Christmas religiosity wanes, study says

Jennifer Lee Preyss By Jennifer Lee Preyss

Dec. 22, 2017 at 4:42 p.m.
Updated Dec. 23, 2017 at 6 a.m.

First United Methodist Church of Cuero members participate in a live Nativity scene at Christmas at the Park.

First United Methodist Church of Cuero members participate in a live Nativity scene at Christmas at the Park.   Angela Piazza for The Victoria Advocate

Each year the Christmas season arrives with a glittery, gift-giving bang.

Homes, buildings and shopping malls illuminate with Nativity scenes and colors of red, green, white and blue. Passersby begin uttering nostalgic greetings: "Merry Christmas," "Happy Holidays" and "Pass me the eggnog."
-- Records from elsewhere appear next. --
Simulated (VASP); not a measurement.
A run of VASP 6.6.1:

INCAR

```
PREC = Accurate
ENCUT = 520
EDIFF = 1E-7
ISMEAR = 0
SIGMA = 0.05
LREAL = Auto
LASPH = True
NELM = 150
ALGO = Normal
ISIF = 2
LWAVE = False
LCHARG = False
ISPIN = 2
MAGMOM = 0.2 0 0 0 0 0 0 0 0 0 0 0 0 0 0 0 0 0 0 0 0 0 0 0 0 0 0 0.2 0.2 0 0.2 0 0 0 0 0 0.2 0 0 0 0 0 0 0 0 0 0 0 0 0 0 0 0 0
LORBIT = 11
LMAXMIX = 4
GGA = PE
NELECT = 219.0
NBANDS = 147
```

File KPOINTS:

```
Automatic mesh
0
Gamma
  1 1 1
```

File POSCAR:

Churches everywhere host dramatic retellings of the divine Christ's birth. Churches also prepare for an upswing of attendance that only occurs one other time of year - during Easter.

But as Christmas trees go on sale earlier every year and the Santa and reindeer blow-up lawn decorations grow taller and more digitized each season, is the religiosity of the holiday waning?

According to a recent Pew Study on Christmas in America, for the 9 out of 10 Americans and 95 percent of Christians who observe the holiday annually, only 46 percent are celebrating for a religious purpose. That number fell from 51 percent a year earlier.

"I think from the outside perspective, from a bird's-eye view, that may look true. From where I sit, however, you see people coming to church more than ever," said the Rev. Bobby Rivera, of Covenant Life Center in Victoria, mentioning people may have varying opinions about religion at different times throughout the year. "It's not a percentage that stays consistent. Whether they stray from their core beliefs during the year, I think most will come back to it at some point during Christmas."

Rivera would know about people coming to church. He's grown his church from a small handful gathering in a living room to more than 400 people in less than 10 years.

He agrees studies like the one released by Pew are important to keep a pulse on the religious culture in America, but he doesn't get a sense that Christianity is waning overall.

The study also examines whether the use of "Merry Christmas" vs. "Happy Holidays" is preferable, noting 52 percent say it doesn't matter which one is used. Those who prefer "Merry Christmas" are currently at 32 percent, which fell 10 percentage points from last year's 42 percent. Republicans are much more likely than Democrats to use "Merry Christmas," according to the study.

There was also an increase in those who disagree with displaying Nativity scenes and other holiday showpieces on government property. Roughly 26 percent say they should not be allowed, and 3 out of 10 say they should only be displayed if they are accompanied by other religious displays, such as Hanukkah candles, according to the study.

John Schlembach, whose mother was Jewish and father was Catholic, said he grew up celebrating Hanukkah and Christmas, though Christmas was always more secular in his home.

Now a practicing Buddhist, Schlembach said he isn't bothered by overtly Christian themes during Christmastime, or Nativity displays on government properties.

"Believe it or not, it doesn't offend me. And if someone says 'Merry Christmas' to me, I'll usually say it back," the Victoria resident said. "I have no great problem with these displays on public land. I wouldn't personally put one up, but if I see a Nativity, I'm not going to go to city hall and complain."

Schlembach noted the rise of Christmas commercialism and capitalism as one of the reasons the Pew study may display a growing secular view of the holiday.

"Christmas is less about religion these days and more about giving gifts, going into debt to buy things you don't need," he said, agreeing with the results of the study. "But I think we're a long way from the religious meaning of Christmas going away entirely."

Schlembach, an armchair historian, noted very few religions have expired in history and believes the Christian bent on Christmas will likely remain intact in America.

"It's a fairly momentous thing. You don't see the end of very large religions very often," he said, noting America's pervasive and enduring Christian roots.

Mary Ann Brandl Wenske, a practicing Catholic and Moulton resident, said while she observes the rise in secularism during Christmas, she notes even non-Christians giving and serving during the holiday is a sign of Christ remaining evident in Christmas.

"So, yes, I see secularism at work, but I also see the grace of Christ at work, that spark of loving our neighbors that only the Christ child can ignite," she said. "There is certainly much work to be done in evangelizing, but we know that in the end, Christ wins, so I will look for the positive."